OKAY, LADS. Got a long post today, because I've been Experimenting. So there's nothing that brings me more delight than uncovering and trying new niche binding styles. I'm a little limited in that i only want styles that can contain a nice big novel, which excludes a lot of art book styles, which means that i get really excited when i find something truly different, like the k118. And for a few years. I've been ruminating on ben elbel's pixel bindings.
And for me, following a tutorial or taking a class... does not spark as much joy as rummaging around on my own and making my own mistakes. This fell by the wayside for a while, probably because I wasn't that experienced when i found out about it, slash I didn't have a story in mind with the right aesthetic. But it never left my mind. And when I found out about the genealogy of this style, with forerunners like alain taral combining bookbinding and woodworking (and marquetry! be still my beating heart) and the articulated binding style developed for italian phonebooks in the seventies, I was reinvigorated.
Oh, and the issue of wanting a book thematically compatible with pixel binding? That's gotta be C Language Cultivation, babey!
So, pixel binding. The broad concept is that it's a semi-flexible cover style created with squares of board material (pixels) hinged together with the covering material. I understood the principles. I bought 3mm tile spacers years ago for this exact project. It was still an ADVENTURE in iterative experiments. These are all C Language Cultivation, and from right to left, i shall call them v1, v2, and v3. And in the end, they were *also* an experiment in different materials. But for all of them, i went in with cover board squares, spaced, and with my turn-ins finished with doublures before casing in.
V1! I knew I was probably going to run into some unforseen game-breaking issue with this one, so I didnt sweat it too hard. I got my thinnest board (0.5mm), faux suede bookcloth, and i even misprinted my book (note the untrimmed fore edge) and just went for it anyways. I lined with more bookcloth. It's not a great book, the boards are awfully thin for the size of the book, my shoulders are HILARIOUSLY large, and my doublures want to come up at the corners, but it works! And the covers are NICE and flexible.
V2! I felt confident, and it was time to break out the real leather. But my DREAM was to bind this in those old school royal blue compiler colors, and i didn't want to risk my good hide just yet, so i grabbed some hand-me-down goat. I did manage to goof things up by cutting my hide too large, needing to trim down some turn-ins after the pixels were in place, and then not being able to pare them. It's lined with paper rather than bookcloth, and despite trying to be careful, i DID punch through it once while trying to work it into the hinges. I also used my BEEFY board, 2.5mm, and the cover feels sooooo nice and luxe, but it is.... very, very stiff. Comparably.
(i am also struggling like HELL to get my squares right. this is a style that really prefers notebooks over actual story contents that need precise trimming and margins, but im stubborn.)

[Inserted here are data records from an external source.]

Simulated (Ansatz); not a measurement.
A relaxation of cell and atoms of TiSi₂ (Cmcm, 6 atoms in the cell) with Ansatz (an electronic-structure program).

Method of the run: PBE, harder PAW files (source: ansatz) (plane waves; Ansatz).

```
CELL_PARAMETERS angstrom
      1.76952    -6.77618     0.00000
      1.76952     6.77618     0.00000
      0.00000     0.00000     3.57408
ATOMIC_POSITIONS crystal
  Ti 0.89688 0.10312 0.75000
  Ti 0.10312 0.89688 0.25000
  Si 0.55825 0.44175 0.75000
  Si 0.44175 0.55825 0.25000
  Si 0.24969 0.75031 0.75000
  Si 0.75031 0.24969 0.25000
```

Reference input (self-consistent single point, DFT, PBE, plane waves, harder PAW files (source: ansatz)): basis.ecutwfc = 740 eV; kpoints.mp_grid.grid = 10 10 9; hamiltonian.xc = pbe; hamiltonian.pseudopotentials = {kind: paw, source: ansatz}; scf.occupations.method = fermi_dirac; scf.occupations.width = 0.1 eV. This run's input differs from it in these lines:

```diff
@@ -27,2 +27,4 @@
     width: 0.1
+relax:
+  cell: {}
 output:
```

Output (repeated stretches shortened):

Okay!!! At this stage I was big confident and big impatient, and for v3, it was time for the good leather. I went for the same dimensions as the v2 case and tried to trim my text block less (mixed success). I measured my cover dimensions including the tile spacers and cut my hide to size and pared it carefully. And I went with in-between 1mm board and lined with paper, but was more careful with it. It was nearly, nearly brilliant. This was also a hand-me-down hide, and halfway through assembling the cover I realized... it was probably sheep. And sheep wants to screw you over and delaminate when it gets wet. The book is not bad at all, but it's undeniable that the hinges on v2 are MUCH more elegant and crisp than for v3.
But despite that, it's a very exciting success! Look at that FLEX! I'm almost definitely going to do a v4 (sob) when i get some blue goat hide (soon!), and this was a really cool set of iterations. There's all kinds of interesting quirks, like how i realized it was best for turn-ins and doublures to avoid having edges land too close to a hinge. Or one of the things that came down from alain taral's techniques is that for the best opening action the endpapers flyleaves are a single U-shaped sheet, laminated to the first and last pages of the text block, and then the book isn't cased in at the cover boards, but along the spine. I was so skeptical at first, but i gave all of my books the dangle test, and they performed admirably!!
If I hadn't accidentally used sheep instead of goat, I think I would be completely happy. But as it is, this is still a successful increment, and I'm one hundred confident I'll realize my vision next time!! I'm sure there are more secrets and hacks that I'm missing out on by not taking one of ben elbel's classes, but experimenting and failing myself makes me happier than ANYTHING.
I will say that for someone casually looking for this flexible cover effect... the horizontal hinges are much more for aesthetic than function. The cover is fixed at the spine as it is, so there's simply a limit to how much the cover can move outside that plane. If you're interested in the cover flex more than pixels specifically, I think the italians had it right, and vertical strips of board are the way to go. I'll be trying that out soon as well, but I don't have specific plans just yet. This was a really cool exploration and I'm so, so happy I finally committed to it!